I'm looking for any input from anyone who has experiences using a cloud backup service which states they only back up the "changes of your files" to the cloud. I know from previous PUG conferences OpenEdge DB's don't de-dupe well. Has anyone had experiece with these companies that say they can de-dupe their data and send it to the cloud and you can recover your files as of that point in time?
I see the process as follows:
Do a probackup to a file, the backup file gets sent to the service who 1) store a local copy, 2) uploads only the changes since the last copy to the cloud, 3) allows you to recover copy from the cloud to new location or a cloud server.
The IT department sees this working with all the windows files, exchange server, MSSQL databases etc. But I don't trust the process with everything I've heard and read about a Progress DB. Because all the extents of the DB change when you startup/shutdown, how are they only tracking the changes.
Anyone using a service like this? What are your experiences. PS database is around 600Gig.
Thanks for any info.
Even if all files are changed when you open a OE DB, not every byte in every file is modified. Probably only a few actualy change. I'm no dedup expert, but I know they check "blocks" for changes, whatever a block mean. Let's say the compare 4KB at a time, so they can extract the changes.
As with any backup solution, the only way to know it is actually working is to go ahead and restore the backup. Restore, check the database and if everything comes out clean, then you know the bytes of the backup file were correct at the time the restore operation read them. After the backup read those bytes they might have been corrupted by whatever corrups backups :)
Mike, if I understood correctly, the dedup processing would occur on backup files, and those don't change after probkup has finished with them.
So the OP would send a BAK to a service who would store this first BAK entirely. Then on subsequente backups they would only store diffs.
As long as the service can provide me with a byte-by-byte exact copy of what I send them, I don't really care how they store things. But again, can they? Only way to be sure is to test backups regularly.
For backups I wouldn't be terribly concerned about integrity per se. As Mike says if the data is at rest then it should be fine. I would have some concerns about how effective the solution is and the operational issues around it.
- does it really eliminate much data?
- how much overhead does it take to do that?
- is it more, or less, impactful than simply zipping the backup files?
- how about restores? How long does it take to get you data when you need to restore?
If they are talking about de-duping the live database on disk I would be very, very worried and insist on a very high level of proof.

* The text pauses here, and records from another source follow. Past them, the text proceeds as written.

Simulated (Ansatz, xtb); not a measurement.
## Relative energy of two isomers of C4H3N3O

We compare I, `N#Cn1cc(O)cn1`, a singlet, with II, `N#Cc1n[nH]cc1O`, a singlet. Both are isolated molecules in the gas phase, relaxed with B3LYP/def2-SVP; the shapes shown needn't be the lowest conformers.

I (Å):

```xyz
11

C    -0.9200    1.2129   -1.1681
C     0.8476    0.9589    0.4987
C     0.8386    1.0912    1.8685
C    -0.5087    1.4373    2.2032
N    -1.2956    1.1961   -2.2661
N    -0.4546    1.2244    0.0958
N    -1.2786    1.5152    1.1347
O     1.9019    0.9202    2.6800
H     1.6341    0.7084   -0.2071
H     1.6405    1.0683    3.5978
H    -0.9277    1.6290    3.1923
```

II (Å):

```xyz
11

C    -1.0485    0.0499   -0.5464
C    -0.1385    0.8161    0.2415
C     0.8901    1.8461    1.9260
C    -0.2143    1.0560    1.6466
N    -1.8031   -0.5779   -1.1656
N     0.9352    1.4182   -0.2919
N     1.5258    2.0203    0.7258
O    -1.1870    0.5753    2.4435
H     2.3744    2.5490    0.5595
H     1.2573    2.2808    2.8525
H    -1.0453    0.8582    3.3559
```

This would only be 'backing up to the cloud' the progress probackup file (database.BAK). The BAK file will be copied to a local appliance ("disk to disk" copy), then that appliance dedups and sends the data to the cloud. The appliance is suppose to keep 4-5 days worth of local copies of the data for recover. The could is more for a DR solution that local environment is gone. Other than the overhead of the initial copy, there is no overhead I'm responsible for.
I haven't even gotten to the real recovery process because I don't believe in the backup dedupe process. The local appliance is suppose to dedupe the local copy before sending it to the cloud.
I see it working for file based systems, I just don't see it working for a probackup file.